VANCOUVER EASTSIDE MISSING WOMEN
Who speaks for missing women?
Byline: Mary Lynn Young
Prosecutors in Canada's largest serial murder trial are winding down their case, eight months and 97 witnesses after it started. That's six years since Robert William Pickton, 57, was first charged, and 30 years since the first of 65 women went missing from Vancouver's Downtown Eastside.
The case, in which Pickton is being tried for an initial six of 26 murder charges, is taking longer to resolve than it took to investigate the Air India bombing and public inquiry. Pickton has pleaded not guilty, although he admits that the remains of six women were located on his Vancouver-area farm.
Major crimes and violence have always been a fact of life. But, some violent crimes garner more or less public and media attention because of how they tap into deep-seated divisions in a community. The fact that such crimes happen should no longer surprise. It is how we make sense of them and respond to the underlying social problems that matters.
For example, the media coverage of the infamous 1994 Just Desserts shooting of Georgina (Vivi) Leimonis, a white woman gunned down by a black man, drew attention to emerging racial tensions in Toronto that have continued - and many would argue have grown - to this day.
News coverage of the missing women's case tells a different story about social tensions in Vancouver.
Two decades went by before the murders of a large number of women, most of whom earned a living on the street via the sex trade, even made the media agenda. The near silence in mainstream media was eventually broken because of lobbying by a few committed family members and some intrepid journalists, as the numbers became too large to ignore.
The fact that there has been limited media attention to the almost 100 women who have gone missing from Edmonton to northern British Columbia and Vancouver over the past 30 years - many of them from small, poor First Nations communities - tells us something about deep-seated racial tensions in the West. These women were seen as disposable and have been without a voice in the media.

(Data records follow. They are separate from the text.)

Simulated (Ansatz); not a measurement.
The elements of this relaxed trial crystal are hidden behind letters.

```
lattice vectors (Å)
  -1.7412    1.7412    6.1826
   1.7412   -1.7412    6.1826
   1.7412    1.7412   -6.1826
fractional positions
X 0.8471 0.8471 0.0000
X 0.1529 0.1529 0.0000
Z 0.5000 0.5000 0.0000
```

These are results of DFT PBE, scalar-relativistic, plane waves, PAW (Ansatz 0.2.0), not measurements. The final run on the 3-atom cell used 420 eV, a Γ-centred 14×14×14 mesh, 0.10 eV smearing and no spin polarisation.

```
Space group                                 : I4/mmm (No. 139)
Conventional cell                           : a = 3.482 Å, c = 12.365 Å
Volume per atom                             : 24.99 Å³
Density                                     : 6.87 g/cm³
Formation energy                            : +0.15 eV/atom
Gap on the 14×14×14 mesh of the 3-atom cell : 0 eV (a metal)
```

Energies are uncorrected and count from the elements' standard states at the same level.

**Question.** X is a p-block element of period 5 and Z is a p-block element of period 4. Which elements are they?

Now that the Pickton trial is underway, media worldwide are covering it. But, the public is increasingly less interested in the details of the case, according to a June poll by the Feminist Media Project at the University of British Columbia School of Journalism and the Mustel Group.
The poll found that almost one in two B.C. residents are not interested in the trial.
This fact conflicts with the media's perception that sensational crime stories, such as serial murder and sexual homicides drive audience interest. These types of crimes tend to gain large amounts of media coverage in North America, with crime and violent content often filling between 20 and 25 per cent of the news section in newspapers and on television.
It's not surprising that people aren't interested in reading daily - often graphic - summaries of crime scene details. These details tend to dehumanize victims and focus on the criminal act, not the underlying causes or ways to improve social conditions in the future.
Rather than reporting on the grisly details of crime, the media could choose to shed more light on the social and economic context of crime in our communities.
What matters about the media's coverage of the Pickton case is that people know and believe that these horrific, violent events happened - and continue to happen to vulnerable women in Canada. And, more importantly, why that is so.
So far, despite the millions of words devoted to the trial and charges against Pickton and the almost 30 years that it has taken to get some of the cases surrounding the missing women to trial, Vancouver is still without an official inquiry or task force and the media has shown little outrage about this.
If not the media, who has the power and reach to speak for the many women who disappeared and died?
Mary Lynn Young is an associate professor and acting director of University of British Columbia's School of Journalism.